Bullet-Point Book Review: Face Time

Face Time Your Identity in a Selfie World by Kristen Hatton

[Review by: Molly Dawkins Barnes]

Series Note:  We know you’re busy.  We know there are a lot of books to read.  We also know there are some books that are worth your time and some that aren’t.  Bullet-Point Book Reviews cut to the chase, hit the high points, and recommend books that will be helpful resources for teens, parents, and youth workers.


Book Synopsis: In the first half of Face Time Your Identity in a Selfie World, Kristen Hatton goes through the story of creation, Fall, and redemption through the lens of a teenage girl living in a social-media-driven world. The second half focuses on case studies of real teenage girls struggling with things like comparison, body image, peer pressure, and self-harm. After each case study, she provides questions for the reader to examine what is at the core of each girl’s struggle.


  • The majority of those surveyed say they feel alone and cannot talk to their parents about what they are experiencing. Nearly 50 percent say they cannot share openly with their friends.
  • Instead of being secure and content in who God had made them (Adam and Eve) to be, they saw their sin and were ashamed, in the presence of God and each other.
  • God came down to enter your world. Not to judge you, but to be judged for you!
  • Over and over again, Satan lures your heart to believe idolatrous lies that promise that life can be found in external beauty, sex appeal, money, popularity, talents, accomplishments, fame, perfection or anything else. Each of these pulls you into a downward spiral of self-absorption with whatever controlling desire (idol) you are chasing—after knocking you away from your secure and true identity in Christ.
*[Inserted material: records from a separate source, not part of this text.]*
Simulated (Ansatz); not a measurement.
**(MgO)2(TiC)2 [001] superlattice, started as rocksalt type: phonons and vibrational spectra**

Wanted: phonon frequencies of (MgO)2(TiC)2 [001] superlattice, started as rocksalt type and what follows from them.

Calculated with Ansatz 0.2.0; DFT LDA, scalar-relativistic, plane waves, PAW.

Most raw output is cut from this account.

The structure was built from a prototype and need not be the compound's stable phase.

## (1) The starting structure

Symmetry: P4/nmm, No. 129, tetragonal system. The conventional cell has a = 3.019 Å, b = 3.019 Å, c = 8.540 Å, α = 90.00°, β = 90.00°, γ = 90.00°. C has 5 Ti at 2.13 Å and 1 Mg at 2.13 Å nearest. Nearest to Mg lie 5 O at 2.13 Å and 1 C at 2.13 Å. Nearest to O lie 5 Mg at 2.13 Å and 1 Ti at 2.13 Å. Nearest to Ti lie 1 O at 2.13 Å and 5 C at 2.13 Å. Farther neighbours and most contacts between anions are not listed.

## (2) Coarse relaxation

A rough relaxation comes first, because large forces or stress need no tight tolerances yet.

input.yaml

  • Hatton begins every chapter with a small story of a teenage girl to illustrate her point. Every teen girl can relate to those feelings about social media, and the book does a great job of pulling you in those ways. Most teen girls will see themselves in the girls in the book.
  • Hatton provides Scripture references and questions at the end of each chapter.
  • The case studies are awesome. This would be a great book to use in a small group, and it would open a lot of discussion among your girls!

Conclusion: If you have a teenage daughter or you work with teen girls, I would highly recommend that you read this book. It helps you get a better sense of the world they’re living in, while also helping equip you to teach them to fight against the lies they believe. The case studies were my favorite part, and Hatton does a great job of setting that up in the first half of the book.